Johnston and Sherman at the Bennett Place |
On March 26, 1865,
Federal general William T. Sherman met with US President Abraham Lincoln,
General US Grant, and Admiral David Porter on the steamer River Queen near Grant's headquarters at City Point, Virginia. When
Sherman asked Lincoln about what to do with Confederate president Jefferson
Davis, Lincoln responded with a story: "A man once had taken the total-abstinence
pledge. When visiting with a friend, he was invited to take a drink, but
declined, on the score of his pledge; when his friend suggested lemonade, which
was accepted. In preparing the lemonade, the friend pointed to the
branch-bottle, and said the lemonade would be more palatable if he were to pour
in a little brandy; when his guest said, if he could do so 'unbeknown' to him,
he would not object." Sherman added "From which illustration I
inferred that Mr. Lincoln wanted Davis to escape, 'unbeknown' to him." (Sherman,
Memoirs, 2:324-328.)
So Lincoln wanted
Davis, and probably the Confederate cabinet, to simply disappear. To catch Davis
and his cabinet would present unique problems for the Lincoln administration. If
the leader of the "rebellious" Southern states was captured, indicted
for treason, tried, found guilty, and executed, would this not be a driving
factor for the resumption of the war? Or, if Davis was tried and found not guilty,
well, that would lead to all kinds of other problems.
Three weeks later,
Sherman, back in North Carolina, had just met with his Confederate counterpart,
Gen. Joseph E. Johnston. They had discussed the surrender of not only the Army
of Tennessee, but the civil officers as well. Sherman was in Raleigh, meeting
with his top lieutenants. "We discussed all the probabilities, among which
was, whether, if Johnston made a point of it, I should assent to the escape
from the country of Jeff. Davis and his fugitive cabinet; and some one of my
general officers, either Logan or Blair, insisted that, if asked for, we should
even provide a vessel to carry them to Nassau from Charleston." (Sherman, Memoirs, 351-352).
Jefferson Davis |
Johnston does not
come out and say that Sherman ever offered a ship to Davis and the cabinet to expedite
their escape. Or does he? Meeting at the Bennett Farm outside Durham on April
18, Johnston writes that everything was agreed to "except that General
Sherman did not consent to include Mr. Davis and the officers of his cabinet in
an otherwise general amnesty. Much of the afternoon was consumed in endeavors
to dispose of this part of the question in a manner that would be satisfactory
both to the Government of the United States and the Southern people, as well as
to the Confederate president; but at sunset no conclusion had been reached, and
the conference was suspended..." (Johnston, Narrative of Military Operations, 403-404.) So what was
satisfactory to the "Government of the United States"? The escape of
Jefferson Davis? Neither Johnston or Sherman make mention of such an offer, and
nothing appears in Davis's papers or in the Official
Records that states such an offer was ever made. Yet, Sherman provides such
a warning to John C. Breckinridge. Once the first set of terms were worked out,
and sent to Andrew Johnson and Jefferson Davis, Sherman recalled telling
Breckinridge "that he had better get away, as the feeling of our people
was utterly hostile to the political element of the South, and to him
especially, because he was the Vice-President of the United States, who had as
such announced Mr. Lincoln, of Illinois, duly and properly elected the
President of the United States, and yet that he had afterward openly rebelled
and taken up arms against the Government. . . I may have also advised him that
Mr. Davis too should get abroad as soon as possible." (Sherman, Memoirs, 353.)
We know that Davis
did not "get abroad" and was captured on May 10, 1865, near
Irwinville, Georgia. Breckinridge did escape, making his way through Florida to
Cuba, then Great Britain, and finally Cuba. Other Confederate cabinet members who
fled the county include Robert Toombs, Judah P. Benjamin, and George W.
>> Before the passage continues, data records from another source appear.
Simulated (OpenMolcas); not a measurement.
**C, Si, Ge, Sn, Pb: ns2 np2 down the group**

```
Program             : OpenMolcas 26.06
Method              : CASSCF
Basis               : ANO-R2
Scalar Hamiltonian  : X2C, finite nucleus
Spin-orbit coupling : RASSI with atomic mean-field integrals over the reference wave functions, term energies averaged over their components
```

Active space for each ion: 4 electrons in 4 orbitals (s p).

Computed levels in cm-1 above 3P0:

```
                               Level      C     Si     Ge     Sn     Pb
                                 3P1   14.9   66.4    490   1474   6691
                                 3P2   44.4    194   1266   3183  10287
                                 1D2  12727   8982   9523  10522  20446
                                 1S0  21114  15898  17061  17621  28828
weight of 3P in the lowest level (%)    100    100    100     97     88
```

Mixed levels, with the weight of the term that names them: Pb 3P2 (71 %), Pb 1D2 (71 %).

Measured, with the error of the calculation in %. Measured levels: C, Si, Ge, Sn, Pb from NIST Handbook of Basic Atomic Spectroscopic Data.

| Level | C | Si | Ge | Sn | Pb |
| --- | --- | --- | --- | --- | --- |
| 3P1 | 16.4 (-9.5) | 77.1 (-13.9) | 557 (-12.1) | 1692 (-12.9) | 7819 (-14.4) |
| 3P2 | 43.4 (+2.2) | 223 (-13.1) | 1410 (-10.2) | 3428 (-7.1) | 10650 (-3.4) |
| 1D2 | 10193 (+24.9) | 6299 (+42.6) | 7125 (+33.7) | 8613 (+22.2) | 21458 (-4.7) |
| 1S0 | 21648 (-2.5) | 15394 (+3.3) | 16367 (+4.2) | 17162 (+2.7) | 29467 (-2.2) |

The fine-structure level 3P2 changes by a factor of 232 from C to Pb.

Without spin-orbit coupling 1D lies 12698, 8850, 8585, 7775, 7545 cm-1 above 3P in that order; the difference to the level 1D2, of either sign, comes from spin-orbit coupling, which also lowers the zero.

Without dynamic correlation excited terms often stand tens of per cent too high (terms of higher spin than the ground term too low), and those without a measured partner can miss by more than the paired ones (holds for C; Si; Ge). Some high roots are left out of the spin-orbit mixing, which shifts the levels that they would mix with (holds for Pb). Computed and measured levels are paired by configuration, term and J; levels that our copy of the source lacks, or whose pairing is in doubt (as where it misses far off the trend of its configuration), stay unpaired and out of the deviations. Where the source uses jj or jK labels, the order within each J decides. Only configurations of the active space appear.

Randolph (he fled in 1864). George Davis was attempting to flee when he was
captured in Key West on October 18, 1865.
Did Davis ever know
that he might have escaped on a boat out of Charleston? Unlikely. Davis really
didn't really seem to want to escape in the first place, holding on to the
ideal of a Southern Confederacy when everyone else had already abandoned the
attempt. He could have left Charlotte on April 24, when he learned of the
rejection of the first set of terms between Johnston and Sherman. He could have
pressed on harder when in the state of Georgia. Others, like Breckinridge and
Benjamin, were able to escape successfully. But not Davis. It almost seems that
Davis wanted to be captured.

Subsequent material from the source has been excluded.